And the metaphorical nature of television, Postman argued, has meant that TV and its very particular logic—its assumptions, its aesthetics, its image-oriented and episodic understanding of the world—have found their way into other areas of American cultural life. Postman wrote Amusing Ourselves to Death early in the presidency of Ronald Reagan (the former actor, he pointed out, had won a second term in a field that included another celebrity, the former astronaut John Glenn); he wrote long after Richard Nixon had made that tentative, awkward appearance on Laugh-In (“sock it to meeeee”), and slightly before a relatively obscure governor of Arkansas would prove his ability to lead the most powerful nation in the world by playing the sax on The Arsenio Hall Show. He wrote during the time when it was the newly standard practice for national politicians like George McGovern and Jesse Jackson to both prove and amplify their popularity by hosting Saturday Night Live.
Postman was writing, that is, just as the amusement impulse was bleeding into nearly every area of American politics, bringing both irony and redundancy to the term “political theater.” Gazing upon it all, he was decidedly unamused. He thought all the dramedies were missing the point. He thought they compromised the other things Americans should value in their civics and in their culture: wisdom, principle, meaning. He pointed to the professors in college classes who were considered good teachers only if they could effectively entertain their students. He pointed to the televangelists of the time who brought an infomercial feel to the experience of faith. He pointed to presidential debates people watched not just to hear policy proposals, but to see great performances. “We may have reached the point,” Postman remarked, “where cosmetics has replaced ideology as the field of expertise over which a politician must have competent control.”
If the Americans of 1985 had indeed reached that point, and if the Americans of 2017 have surpassed them in the achievement, then it’s been a long time, Postman suggested, in the making. To understand the American culture of the moment, Postman thought, you have to go back, beyond the television and the radio and the newspaper, to the telegraph. The buzzing electrical wires laid loosely over the nation in the 19th century—the network that first gave rise to the extremely postmodernist notion of information freed of its context—was in Postman’s telling the harbinger and the ancestor of the American media of the 1980s. For Postman, the answer to the first message ever sent through telegraphic wires—the epic and ominous “what hath God wrought”—included CNN and Star Search and actors-turned-leaders and, if you project out just a little bit, Squawk on the Street and Fox & Friends and diplomacy-via-tweet and a presidential press secretary who may spread untruths from the highest podium in the land, but whose briefings are also the textbook definition of good TV, right down to the surprise cameos.

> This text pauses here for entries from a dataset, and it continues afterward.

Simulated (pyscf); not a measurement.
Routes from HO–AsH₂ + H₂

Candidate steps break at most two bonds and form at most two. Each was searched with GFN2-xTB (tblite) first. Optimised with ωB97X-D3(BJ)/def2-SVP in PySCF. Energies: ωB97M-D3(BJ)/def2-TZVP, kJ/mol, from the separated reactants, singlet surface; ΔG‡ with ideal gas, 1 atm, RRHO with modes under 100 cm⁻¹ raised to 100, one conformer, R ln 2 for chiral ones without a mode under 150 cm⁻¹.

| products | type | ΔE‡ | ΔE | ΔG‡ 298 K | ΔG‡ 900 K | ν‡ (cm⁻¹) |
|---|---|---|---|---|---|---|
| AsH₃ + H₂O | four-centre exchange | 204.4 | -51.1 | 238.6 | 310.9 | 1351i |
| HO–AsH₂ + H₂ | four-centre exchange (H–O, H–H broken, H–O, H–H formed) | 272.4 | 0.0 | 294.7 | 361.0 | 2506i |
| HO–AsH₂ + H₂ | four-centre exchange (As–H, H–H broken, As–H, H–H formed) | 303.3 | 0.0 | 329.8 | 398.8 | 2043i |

The telegraph, Postman argued, produced news and information that was, for the first time, detached from the rhythms of people’s daily lives. Because of the telegraph, someone in Baltimore could read about a scandal in New York, almost as soon as it had done its scandalizing. Because of the telegraph, headlines—sensational, fragmented, impersonal—became the defining element of American media production. Because of the telegraph, news became instant and easy. “Where people once sought information to manage the real contexts of their lives,” Postman wrote, “now they had to invent contexts in which otherwise useless information might be put to some apparent use.” The telegraph, for the first time, “made relevance irrelevant.”
And it influenced American media, on the whole, to continue in that pattern. The telegraph gave rise to yellow journalism, which found newspapers competing for audience attention not so much via the information they shared, but via the entertainments they offered. It created a media environment that abandoned sustained narrative for more episodic delights—a condition, Postman put it, in which “facts push other facts into and out of consciousness at speeds that neither permit nor require evaluation.” Most of all, it gave rise to the biases that still inform our mass media today, creating, he argued, “a world full of strangers and pointless quantity; a world of fragments and discontinuities.”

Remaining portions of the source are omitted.